/mipsqa

Primary LanguagePythonApache License 2.0Apache-2.0

README

This is not an official Google product

This project contains code for training and running an extractive question answering model on the SQuAD dataset. All methods and models contained in this project are described in the technical report. Any extensions of this work should cite the report as:

@misc{SeoKwiatParikh:2017,
  title = {Question Answering with Maximum Inner Product Search},
  author = {Minjoon Seo and Tom Kwiatkowski and Ankur Parikh},
  url = {...},
}

0. Requirements and data

  • Basic requirements: Python 2 or 3, wget (if using MacOS. You can also download yourself looking at the download.sh script)
  • Python packages: tensorflow 1.3.0 or higher, nltk, tqdm
  • Data: SQuAD, GloVe, nltk tokenizer

To install required packages, run:

pip install -r requirements.txt

To download data, run:

chmod +x download.sh; ./download.sh

Change the directories where the data is stored if needed, and use them for runs below.

1. Train and test (draft mode)

If you are using default directories for the data:

export SQUAD_DIR=$HOME/data/squad
export GLOVE_DIR=$HOME/data/glove

First, preprocess train data:

python squad_prepro_main.py --from_dir $SQUAD_DIR --to_dir prepro/draft/sort_filter --glove_dir $GLOVE_DIR --sort --filter --draft

Note the --draft flag, which only processes a portion of the data for fast sanity check. Make sure to remove this flag when doing real training and test. --filter filters out very long examples, which can slow down training and cause memory issues.

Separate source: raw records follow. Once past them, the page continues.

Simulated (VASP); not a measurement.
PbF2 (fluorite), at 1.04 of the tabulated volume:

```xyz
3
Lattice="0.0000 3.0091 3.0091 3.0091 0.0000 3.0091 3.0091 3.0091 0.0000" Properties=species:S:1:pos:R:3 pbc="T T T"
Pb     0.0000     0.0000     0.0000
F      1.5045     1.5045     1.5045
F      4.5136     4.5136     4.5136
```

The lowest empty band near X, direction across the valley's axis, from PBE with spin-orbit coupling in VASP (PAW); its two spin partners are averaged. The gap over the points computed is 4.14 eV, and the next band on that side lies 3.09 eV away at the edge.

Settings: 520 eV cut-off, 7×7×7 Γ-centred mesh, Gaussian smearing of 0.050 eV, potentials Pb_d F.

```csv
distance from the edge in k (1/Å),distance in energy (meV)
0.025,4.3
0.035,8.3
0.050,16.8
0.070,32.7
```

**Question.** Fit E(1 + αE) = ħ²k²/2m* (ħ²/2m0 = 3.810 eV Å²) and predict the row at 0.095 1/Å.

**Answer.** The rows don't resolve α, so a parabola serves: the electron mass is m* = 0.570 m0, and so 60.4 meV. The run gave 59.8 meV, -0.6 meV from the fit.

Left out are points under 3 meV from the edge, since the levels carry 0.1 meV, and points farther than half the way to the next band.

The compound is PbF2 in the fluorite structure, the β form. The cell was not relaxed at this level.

Second, preprocess for test data, which does not filter any example:

python squad_prepro_main.py --from_dir $SQUAD_DIR --to_dir prepro/draft/sort_filter/sort --glove_dir $GLOVE_DIR --sort --draft --indexer_dir prepro/draft/sort_filter

Third, train a model:

python train_and_eval.py --output_dir /tmp/squad_ckpts --root_data_dir prepro/draft/sort_filter/ --glove_dir $GLOVE_DIR --oom_test

In general, --oom_test is a flag for testing if your GPU has enough memory for the model, but it can also serve as a quick test to make sure everything runs.

Fourth, test the model:

python train_and_eval.py --root_data_dir prepro/draft/sort_filter/sort --glove_dir $GLOVE_DIR --oom_test --infer --restore_dir /tmp/squad_ckpts

Note that --output_dir has to be changed to --restore_dir, and also --infer flag has been added. Instead of using data from prepro/draft/sort_filter/, it is using prepro/draft/sort_filter/sort, which does not filter any example. This outputs the json file in --restore_dir that is compatible with SQuAD official evaluator. If you want to run this fully (no draft mode), remove --draft and --oom_test flags when applicable.